Bonferroni Test Shown below are weights (kg) of poplar trees obtained from trees planted in a rich and moist region. The trees were given different treatments identified in the table below. The data are from a study conducted by researchers at Pennsylvania State University and were provided by Minitab, Inc. Also shown are partial results from using the Bonferroni test with the sample data.

No Treatment	Fertilizer	Irrigation	Fertilizer and Irrigation
1.21	0.94	0.07	0.85
0.57	0.87	0.66	1.78
0.56	0.46	0.10	1.47
0.13	0.58	0.82	2.25
1.30	1.03	0.94	1.64

1. Use a 0.05 significance level to test the claim that the different treatments result in the same mean weight.

2. What do the displayed Bonferroni SPSS results tell us?

3. Use the Bonferroni test procedure with a 0.05 significance level to test for a significant difference between the mean amount of the irrigation treatment group and the group treated with both fertilizer and irrigation. Identify the test statistic and either the P-value or critical values. What do the results indicate?
4. 
   

The data set all have the same sample size. The given sample size \(n = 5\)\(\left( {{n_1} = {n_2} = {n_3} = {n_4} = 5} \right)\).

No.of samples (k)\( = 4\)

Significance level \(\alpha \)\( = 0.05\)

To test the claim that females in different treatments result in the same mean weight. of trees, the null hypothesis is formulated as,

\({H_0}:{\mu _1} = {\mu _2} = {\mu _3}\)

The corresponding alternative hypothesis is

\[{H_1}:\]At least one of the means is different from the others

Let,

\({\bar X_1},{\bar X_2}{\rm{,}}{\bar X_{3\;}}{\rm{and }}{\bar X_4}\)denotes the sample means.

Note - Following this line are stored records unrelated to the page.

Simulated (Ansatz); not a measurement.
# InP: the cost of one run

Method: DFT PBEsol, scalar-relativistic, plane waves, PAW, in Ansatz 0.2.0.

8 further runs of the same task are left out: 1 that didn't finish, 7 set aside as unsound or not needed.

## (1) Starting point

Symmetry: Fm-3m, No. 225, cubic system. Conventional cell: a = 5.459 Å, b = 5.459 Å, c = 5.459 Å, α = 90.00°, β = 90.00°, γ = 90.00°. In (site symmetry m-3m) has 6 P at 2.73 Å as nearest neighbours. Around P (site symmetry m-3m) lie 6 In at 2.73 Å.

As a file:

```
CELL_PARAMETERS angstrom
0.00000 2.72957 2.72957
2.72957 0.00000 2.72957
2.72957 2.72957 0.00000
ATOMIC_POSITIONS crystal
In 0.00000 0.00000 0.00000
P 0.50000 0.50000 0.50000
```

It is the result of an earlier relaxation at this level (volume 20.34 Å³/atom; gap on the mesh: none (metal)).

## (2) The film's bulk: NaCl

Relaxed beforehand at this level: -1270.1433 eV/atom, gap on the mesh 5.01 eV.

\({n_1},{n_2}{\rm{,}}{n_3}{\rm{ and }}{{\rm{n}}_4}\)denotes the sample sizes.

\(s_1^2,s_2^2{\rm{,}}s_3^2{\rm{ and }}s_4^2\)denotes the sample variances.

Then, the sample means are 0.754, 0.776, 0.518, and 1.598.

The sample variances are 0.2417, 0.0596, 0.1662, 0.2589.

Let,

\(\bar \bar X\)denotes the mean of sample means.

\(s_{\bar X}^2\)denotes the variance of sample means.

\(\begin{aligned}{c}\bar \bar X = \frac{1}{n}\sum\limits_{i = 1}^n {{{\bar X}_i}} \\ = \frac{{0.754 + 0.776 + 0.518 + 1.598}}{4}\\ = 0.9115\end{aligned}\)

\(\begin{aligned}{c}s_{\bar X}^2 = \frac{1}{{n - 1}}\sum\limits_{i = 1}^n {{{\left( {{{\bar X}_i} - \bar \bar X} \right)}^2}} \\ = \frac{1}{3}\left[ {{{\left( {0.754 - 0.9115} \right)}^2} + {{\left( {0.776 - 0.9115} \right)}^2} + {{\left( {0.518 - 0.9115} \right)}^2} + {{\left( {1.598 - 0.9115} \right)}^2}} \right]\\ = 0.2231\end{aligned}\)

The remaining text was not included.